TEHRAN/BAGHDAD: Iran announced late Friday that it will not allow a new Swedish ambassador into the country amid a row over Stockholm permitting protests in which the Qur’an was desecrated.

“The Swedish ambassador’s term in Tehran has ended and, according to the president’s order, until the Swedish government takes a serious action over the desecration of the Holy Qur’an, we will not accept the new Swedish ambassador,” Foreign Minister Hossein Amir-Abdollahian told state television.
“The Iranian ambassador will not be sent to Sweden,” he added.
His announcement came after an evening protest in the capital Tehran that saw hundreds of demonstrators gather outside the Swedish embassy.
The protest became a sit-in, with the crowd throwing eggs and tomatoes at the building and vowing to stay put until the Swedish ambassador is expelled from Iran, before later dispersing.
Earlier, protesters gathered after Friday prayers, waving Iranian flags and carrying copies of Islam’s holy book.
“Down with the United States, Britain, Israel and Sweden,” protesters chanted, as some in Tehran burned the Swedish flag.
Similar demonstrations were held in other major Iranian cities including Tabriz in the northwest, Mashhad in the northeast and Isfahan in the center of the country.
The rallies came amid heightened tensions between Stockholm and Muslim countries over a Sweden-based Iraqi refugee who last month burned pages of the Qur’an outside Stockholm’s main mosque.
In the latest such incident on Thursday, the refugee, Salwan Momika, stepped on the Qur’an but did not burn it. His act triggered renewed condemnation across the Muslim world.
Iran had already summoned the Swedish ambassador on Thursday to protest against Stockholm allowing Momika’s actions on free speech grounds.
Amir-Abdollahian spoke to his Swedish counterpart Tobias Billstrom by phone on Friday.
“The person who committed this unforgivable insult must be arrested, tried, and held accountable for his actions,” a foreign ministry statement quoted him as saying.

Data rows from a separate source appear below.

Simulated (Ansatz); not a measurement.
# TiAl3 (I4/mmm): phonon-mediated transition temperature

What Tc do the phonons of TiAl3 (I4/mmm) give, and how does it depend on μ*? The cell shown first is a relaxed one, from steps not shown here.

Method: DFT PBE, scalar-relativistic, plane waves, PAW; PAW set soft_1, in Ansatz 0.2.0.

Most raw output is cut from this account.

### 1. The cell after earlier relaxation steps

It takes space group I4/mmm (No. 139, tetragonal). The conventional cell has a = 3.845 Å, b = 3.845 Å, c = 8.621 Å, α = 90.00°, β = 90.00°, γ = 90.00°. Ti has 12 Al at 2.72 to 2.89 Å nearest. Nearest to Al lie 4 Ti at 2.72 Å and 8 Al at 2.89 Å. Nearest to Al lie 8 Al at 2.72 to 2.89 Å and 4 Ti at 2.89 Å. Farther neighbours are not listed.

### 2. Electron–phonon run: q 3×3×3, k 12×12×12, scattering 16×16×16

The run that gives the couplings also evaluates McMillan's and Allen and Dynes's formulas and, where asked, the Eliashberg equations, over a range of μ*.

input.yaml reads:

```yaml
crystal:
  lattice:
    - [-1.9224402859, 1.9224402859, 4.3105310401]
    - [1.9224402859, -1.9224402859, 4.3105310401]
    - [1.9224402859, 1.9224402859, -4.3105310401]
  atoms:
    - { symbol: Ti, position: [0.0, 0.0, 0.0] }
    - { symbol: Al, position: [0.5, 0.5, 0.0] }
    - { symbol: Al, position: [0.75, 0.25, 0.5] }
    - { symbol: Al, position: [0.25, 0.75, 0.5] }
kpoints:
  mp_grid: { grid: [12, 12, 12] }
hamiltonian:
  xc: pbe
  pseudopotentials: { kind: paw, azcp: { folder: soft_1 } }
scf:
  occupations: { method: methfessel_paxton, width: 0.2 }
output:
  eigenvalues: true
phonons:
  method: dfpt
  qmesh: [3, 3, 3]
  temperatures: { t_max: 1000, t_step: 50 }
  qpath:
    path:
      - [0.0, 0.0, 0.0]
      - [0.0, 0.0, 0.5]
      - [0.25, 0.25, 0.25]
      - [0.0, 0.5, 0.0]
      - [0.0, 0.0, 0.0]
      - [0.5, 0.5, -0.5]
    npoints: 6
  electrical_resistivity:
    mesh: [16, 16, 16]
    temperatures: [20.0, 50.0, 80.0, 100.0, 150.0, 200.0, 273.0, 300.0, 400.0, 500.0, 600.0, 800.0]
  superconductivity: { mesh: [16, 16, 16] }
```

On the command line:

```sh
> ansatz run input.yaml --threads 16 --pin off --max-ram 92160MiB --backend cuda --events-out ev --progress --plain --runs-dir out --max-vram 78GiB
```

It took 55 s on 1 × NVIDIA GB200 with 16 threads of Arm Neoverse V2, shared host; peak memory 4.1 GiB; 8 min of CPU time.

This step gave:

Baghdad provides foreign diplomatic missions

In Iraq, the government sought to reassure diplomatic missions in the country of their security on Saturday, saying it would not allow a recurrence of the storming of the Swedish embassy.

The statement from the Foreign Ministry came a day after hundreds of protesters stormed the Swedish embassy in Baghdad, setting it on fire in protest against plans to burn a copy of the Qur’an in Stockholm. Iraq also expelled the Swedish ambassador.

“The Iraqi government is fully committed to the Vienna Convention that regulates diplomatic relations among countries and assures all resident diplomatic missions of their security and protection,” the ministry said.

“What happened to the Embassy of the Kingdom of Sweden in Baghdad cannot be repeated, and any similar act will be subject to legal accountability,” it added.

Sweden on Friday cited security concerns in a decision to relocate embassy staff after the attack on its embassy compound.

“The embassy’s operations and its expatriate staff have been temporarily relocated to Stockholm for security reasons,” the Swedish foreign ministry said.

Iraq condemned the embassy attack but retaliated against the Stockholm protest by expelling its ambassador, vowing to sever ties and saying it was suspending the operating license of Swedish telecom giant Ericsson.

But an adviser to the premier told foreign journalists Friday that contractual agreements would be respected, and “no company has been suspended, not even Ericsson.”

In Baghdad’s Sadr City protester Sabbah Al-Tai, 45, said expelling Sweden’s ambassador was not enough.

“We want more,” he said.

Crowds gathered there at the order of influential Shiite cleric Moqtada Sadr, whose followers were behind the embassy raid late Wednesday.

Some protesters burned rainbow flags which Sadr says highlight the “double standard” of Western governments in defending LGBTQ rights while allowing the desecration of religious texts.

“Through this demonstration, we want to send a message to the United Nations,” said Amer Shemal, a municipal official, urging member states to “penalize any desecration of holy books — those of Islam, of Christianity, of Judaism.”

Saudi Arabia, home to Islam’s holiest sites, earlier said it would urge Sweden “to take all immediate and necessary measures to stop these disgraceful acts,” a foreign ministry statement said.

Sweden’s decision to authorize the protest has drawn widespread condemnation from Arab and Muslim countries, including Oman and Kuwait, as well as Jordan and the United Arab Emirates which both summoned Sweden’s charges d’affaires.

The British foreign office also condemned the Qur’an protest, calling it “deeply insulting to Muslims around the world and completely inappropriate.”

Kuwait said it was coordinating with Arab states to hold an emergency meeting of the 57-member Jeddah-based Organization of Islamic Cooperation to take “concrete and practical” measures so such an insult to the Qur’an would not be repeated, according to the state news agency.

In an interview published Friday, Momika — who describes himself as an atheist — defended his actions and said they were meant to highlight discrimination against minority groups in Iraq.

“My book-burning was carried out within the bounds of Swedish law,” he told French magazine Marianne. “I will keep burning Qur’ans as long as I am legally allowed to.”

Billstrom called Momika’s protest “a clear provocation” that “in no way reflects the Swedish government’s opinions,” while also stressing a “constitutional right to freedom of assembly, freedom of expression and freedom to demonstrate.”

Supporters of the pro-Iran Hezbollah movement rallied in Lebanon on Friday, AFP photographers said. Many protesters chanted that they would “protect God’s book” with their “blood.”